How do you handle updating the machine that Incus itself runs on? I imagine you ...

CoolCold · 2025-07-13T05:10:47 1752383447

I'm not quite sure what's your question here? Very much similar to any other system which needs to reboot and you getting ready to these reboots in advance.

To some extent, of course things like vSphere/Virtuozzo and even LXD/Incus, and even simple Qemu/Virsh systems can do live migration of VMs, so you may care less on preparing things inside VMs to be fault taulerant, but to some extent.

I.e. if your team do run PostgreSQL, your run it in cluster with Patroni and VIPs and all that lovely industry standard magic and tell dev teams to use that VIP as entry point (in reality things bit more complicated with Haproxy/Pgbouncer on top, but enough to express the idea).

63stack · 2025-07-13T15:46:28 1752421588

I missed the part that Incus supports clustering, for some reason I thought it's single node only.

CoolCold · 2025-07-13T17:21:00 1752427260

I'm not sure that clustering goes beyond "multiple hosts with single API to rule them all" - thus I assume when physical node needs maintenance, it won't magically migrate / restart VEs on other cluster members. May be wrong here.

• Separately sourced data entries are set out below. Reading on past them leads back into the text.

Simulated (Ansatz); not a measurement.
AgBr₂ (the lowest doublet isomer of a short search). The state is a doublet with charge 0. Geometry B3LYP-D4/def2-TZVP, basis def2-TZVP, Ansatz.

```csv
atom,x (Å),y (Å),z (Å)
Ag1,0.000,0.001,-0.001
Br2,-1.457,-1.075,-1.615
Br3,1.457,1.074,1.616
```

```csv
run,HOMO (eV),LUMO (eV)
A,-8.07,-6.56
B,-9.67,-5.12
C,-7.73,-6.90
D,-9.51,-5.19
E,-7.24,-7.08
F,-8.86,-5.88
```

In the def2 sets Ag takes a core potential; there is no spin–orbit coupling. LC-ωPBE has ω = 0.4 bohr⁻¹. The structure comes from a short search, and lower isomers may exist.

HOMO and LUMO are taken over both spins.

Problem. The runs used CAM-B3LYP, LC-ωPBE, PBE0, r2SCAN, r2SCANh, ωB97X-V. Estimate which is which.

P.S. Microcloud tries to achieve this AFAIR, but it's from Canonical, so on LXD.

63stack · 2025-07-13T23:18:32 1752448712

Okay then my question still stands. You are saying "similar to any other system which needs to reboot", but this is nowhere near similar to something like k8s, which has 1st class support for this. You cordon the node you are about to take off for maintenance, kubernetes automatically redistributes all the workloads to the other nodes, and after you are done you uncordon the node.

How does this look with Incus? Obviously if the workload you are running has some kind of multinode support you can use that, but I'm wondering if Incus a way to do this in some kind of generalized way like k8s?

But I did some more reading, there seems to be support for live migration for VMs, and limited live migration for containers. Moving stopped instances is supported for both VMs and containers.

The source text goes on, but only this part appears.